Another company is addressing users' needs in cutting through the blizzard of email, pages, voice mail, and faxes with one message box.

Another company is addressing users' needs in cutting through the blizzard of email, pages, voice mail, and faxes with one message box.

Tornado Software Development plans to launch a $10-a-month service on July 4 called Tornado Electronic Messaging System (TEMS) that will give users such a message box, making it accessible from any telephone or computer that is outfitted with a Web browser. The service, which went into limited testing this week, will be officially announced on June 9.

The number of integrated messaging services have been growing almost as quickly as the number of communications devices strapped to the hips and shoulder bags of users. Although they've been touted as a cure for user communications woes by simplifying the process of managing messages, these services haven't yet found a huge market, according to Mark Levitt, research manager for electronic messaging at market research firm International Data Corporation.

TEMS will have to vie with similar universal mailbox offerings from JFax and Premiere Technologies, but more importantly, it will need to dislodge users from the email, fax, and voice mail systems already in place.

"There are two big challenges. [First is] enabling customers to achieve integration without having to replace existing email, fax, and voice mail systems," Levitt said. "The integration needs to be good enough to convince people to switch. The other [challenge] is do customers require that integration? It's a nice thing to have, but it's not a requirement."

Kevin Torf, president of Tornado, said TEMS is more sophisticated than other Web-based messaging services because it uses a Java applet that gives users many features, such as filtering, which they are familiar with from standard email packages. By allowing users to send and receive pages, faxes, email, and voice mail through a Web browser, users can communicate from any PC with a browser.
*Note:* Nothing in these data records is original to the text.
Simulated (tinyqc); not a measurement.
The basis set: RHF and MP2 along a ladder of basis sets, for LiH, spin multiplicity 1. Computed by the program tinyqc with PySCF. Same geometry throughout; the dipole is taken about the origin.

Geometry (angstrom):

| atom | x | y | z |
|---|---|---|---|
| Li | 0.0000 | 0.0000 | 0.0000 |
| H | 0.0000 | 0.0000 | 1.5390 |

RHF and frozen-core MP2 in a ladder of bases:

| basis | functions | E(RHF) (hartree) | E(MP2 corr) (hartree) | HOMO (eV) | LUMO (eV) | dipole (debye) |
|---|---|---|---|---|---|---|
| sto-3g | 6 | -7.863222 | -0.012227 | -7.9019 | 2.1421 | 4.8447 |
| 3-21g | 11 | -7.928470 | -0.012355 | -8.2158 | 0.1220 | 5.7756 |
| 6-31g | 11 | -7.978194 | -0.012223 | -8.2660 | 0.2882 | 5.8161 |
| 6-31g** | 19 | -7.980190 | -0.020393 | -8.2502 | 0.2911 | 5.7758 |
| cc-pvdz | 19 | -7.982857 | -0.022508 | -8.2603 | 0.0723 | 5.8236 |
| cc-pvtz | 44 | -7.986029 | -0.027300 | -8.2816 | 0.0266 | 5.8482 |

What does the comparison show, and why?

TEMS also allows users to dial into their own personal phone number to retrieve voice mail the old fashioned way. Users can also receive voice-synthesized versions of their email over the phone, a service also offered by CompuServe..

In addition to a $10 monthly fee, TEMS users must pay a $15 one-time setup charge. Tornado charges an additional $10 for a personal phone number. Beginning in 1998, Tornado will also offer TEMS as a software/hardware package for corporations that want to provide it to their users.

"Every phone company will ultimately offer this type of service," Torf added.